Couple minutes ago I finished a 1968 Criterion documentary called
Salesman, also known as The Thing David Mamet Watched Right Before He Wrote Glengarry Glen Ross, and it hits all the same notes.
Four chainsmoking door to door salesmen are selling overpriced tacky bibles to Catholics who cannot afford it. They buy their customer list from churches and then bang on doors to make the argument that their lives would be better if they had a bible that costs $350 in today's money. Obviously none of these families have that kind of money on-hand, so they pay in installments. The bible salesmen then also work as collectors, and they charge a vig.

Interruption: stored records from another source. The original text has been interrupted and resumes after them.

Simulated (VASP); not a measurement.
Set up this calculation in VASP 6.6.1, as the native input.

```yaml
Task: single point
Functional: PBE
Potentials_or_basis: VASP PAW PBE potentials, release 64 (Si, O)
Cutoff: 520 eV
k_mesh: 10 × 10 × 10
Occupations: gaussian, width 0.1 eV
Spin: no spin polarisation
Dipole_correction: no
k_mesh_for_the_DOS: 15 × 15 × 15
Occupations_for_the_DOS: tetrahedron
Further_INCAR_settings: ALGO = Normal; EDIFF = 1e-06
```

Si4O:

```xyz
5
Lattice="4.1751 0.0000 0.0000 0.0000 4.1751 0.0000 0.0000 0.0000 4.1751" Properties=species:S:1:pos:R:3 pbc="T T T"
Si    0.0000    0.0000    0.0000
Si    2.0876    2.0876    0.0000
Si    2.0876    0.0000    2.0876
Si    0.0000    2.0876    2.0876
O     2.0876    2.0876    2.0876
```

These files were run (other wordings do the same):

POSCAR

It's filmed in black and white, which is appropriate as the movie is bleak as fuck. The salesmen are all piled together in a shitty hotel room, spending a 10 week stretch away from their families as the drive around Florida burning down their customer list. When they manage to get in the door, the prospective customers look beaten and sad. There's no joy in the prospect of them owning a tacky bible, just the looming debt that this proposition brings. Every sales pitch looks more like a police interrogation than anything else, the salesmen with unbreaking focus on a person who never makes eye contact, just hanging their head and answering softly, hoping that they can just keep saying "no" until the bad man goes away.
The movie looks as old as it is and the low budget is also quite visible, but I think that works in this place. The visible camera and shabby production values just help to make the thing seem desolate and claustrophobic, and there's no voiceover or interview or manipulation or artificial story arc. Just "Hey, this is what it is". I really prefer that in documentaries - if your subject is as interesting as you say it is, it should be enough to film and edit. And in this case, I think it was.
The same guys also did that
Rolling Stones movie about the Hell's Angel murder. I think I might watch that next.